A compelling account for animal lovers and World War II buffs alike, The Perfect Horse tells for the first time the full story of these events. Elizabeth Letts' exhilarating tale of behind-enemy-lines adventure, courage, and sacrifice brings to life one of the most inspiring chapters in the annals of human valor.
©2016 Elizabeth Letts (P)2016 Random House Audio
"[Elizabeth] Letts, a lifelong equestrienne, eloquently brings together the many facets of this unlikely, poignant story underscoring the love and respect of man for horses.... The author's elegant narrative conveys how the love for these amazing creatures transcends national animosities." (Kirkus Reviews)
"Straight out of the cauldron of Nazi brutality and war, Elizabeth Letts weaves not just a page-turner but an achingly glorious story of grace and redemption. She embeds us with an international ensemble cast of battle-toughened soldiers. It is through their eyes, and through Letts's nearly supernatural horse sense, that we fall in love with sensitive Lipizzaner and fine-boned Arabians - the rescued animals who inspired men to reclaim their humanity." ( Vicki Constantine Croke, author of Elephant Company)
"In the early years of World War II, the finest purebred horses in Nazi-occupied Europe were stolen by the Germans for experiments to develop the perfect horse. In this spellbinding, heart-stopping book, Elizabeth Letts does full justice to the extraordinary drama of the horses' rescue in the war's chaotic final days." (Lynne Olson, author of Citizens of London)
I put off listening to The Perfect Horse for a few months as I wasn't sure I could cope with it. (Other horse owners will understand!) This is one of the most engaging books I've ever read/listened to and I've seldom come across such a powerful narrative of the extreme feats of endurance demanded of the Arab breeding stock.
This was emotionally heavy going but well balanced between the horrors of war and the beauty of human compassion towards the horses. Thoroughly well researched, it is an eye opening perspective of life and politics during and after the war from both sides.
"An article stretched into a book"
Oh wow ! Such filler. So boring. Not well written . Tangents that veer off topic for chapters at a time. Ugh ...I have four hours left to go, I can't do it. (Won't know how this story ends and don't care anymore) Definitely won't be reading any other works by this author. Life is too short!
Can't say I'm a fan of the narrator in this particular book either. His pronunciation and cadence are odd to my west coast ears.

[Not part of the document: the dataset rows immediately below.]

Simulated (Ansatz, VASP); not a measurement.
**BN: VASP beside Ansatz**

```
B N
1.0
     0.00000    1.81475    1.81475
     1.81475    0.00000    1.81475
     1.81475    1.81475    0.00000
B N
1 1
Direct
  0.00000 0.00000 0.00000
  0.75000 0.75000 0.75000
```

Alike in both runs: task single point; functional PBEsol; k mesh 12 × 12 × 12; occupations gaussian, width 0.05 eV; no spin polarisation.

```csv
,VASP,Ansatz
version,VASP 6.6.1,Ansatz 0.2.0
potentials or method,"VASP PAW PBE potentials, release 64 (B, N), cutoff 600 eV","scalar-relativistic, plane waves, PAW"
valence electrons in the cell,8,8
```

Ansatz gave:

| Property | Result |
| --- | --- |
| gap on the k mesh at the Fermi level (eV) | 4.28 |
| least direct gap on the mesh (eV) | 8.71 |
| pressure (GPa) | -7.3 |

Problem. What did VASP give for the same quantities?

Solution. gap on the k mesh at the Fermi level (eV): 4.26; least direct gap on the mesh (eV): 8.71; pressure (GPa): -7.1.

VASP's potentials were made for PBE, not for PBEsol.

Not a total bust though, the production quality is great.
"Why did I buy this book"
This book progresses too slow and the reader's monotone voice is not helping. Not finished and not sure will continue either
"Too Long, too stilted a Read"
That just a magnificent subject was treated this way. We have been to Vienna and made it a point to visit the Spanish riding school, and have long adored these great, beautiful animals and their performances. This book almost put my wife and I to sleep.
Most of US Cavalry back-story.
A much less formal, stilted reading style would have served to advance the story better
"Such a fascinating story!"
The narration was excellent! I highly recommend this book. As a dressage rider and horse owner I was especially interested in this amazing story.
"Innocents Caught in the Slaughter of War"
I was really worried when I saw that Paul Boehmer was narrating this as his tone and delivery in past books had me thinking the man was just plain odd. But I was surprised, relieved, delighted when I listened to "The Perfect Horse." He did just fine, obviously enjoyed the story, was familiar with the text, and delivered the characters, humans and horses alike, with love and sincerity.
This is not only the story of the rescue and escape of the horses. This isn't, "The Monuments Men... with Horses." It starts earlier, follows the players far into the aftermath of the war.
And it ain't all wine and roses once the shooting's over.
The story is one of heroism, tragedy, sacrifice. There are air raids, bombed out cattle cars of horses and refugees, starvation, brutality. There is neglect, lack of oversight, more suffering during peace time. But mostly, there is friendship and honest devotion.
Sometimes the writing is so elegant that you're not quite immersed in the action, and sometimes Letts chooses to say simply, "There was a faux firefight," rather than write the action, which could have been riveting, or funny. Still, that's a minor, minor flaw in the writing. Other than that, it's quite good. There is one horse in particular, that you'll fall in love with.
While there is a bit of drag leading to the closing act, imagine this. While I walked in the middle of a wretched heat-drenched Central Texas summer, listening to what happened to all the people, places, horses?
I got chills. It was mesmerizing. It was delicious.
"Great story, stick with it beyond the first chapter"
This is my fourth book on audible, and I realize how important the style of narration is. I was not a fan of the narrator's style of speaking, especially in the first chapter. Initially, it felt too distracting and I almost quit the audible book to order it in paperback. The style seemed to be exaggerated especially in the beginning of the book, but it toned, and I was able to focus on the story, which was very good - especially if you happen to be a horse lover. I ordered a hardback of the book as well as a gift for a family member.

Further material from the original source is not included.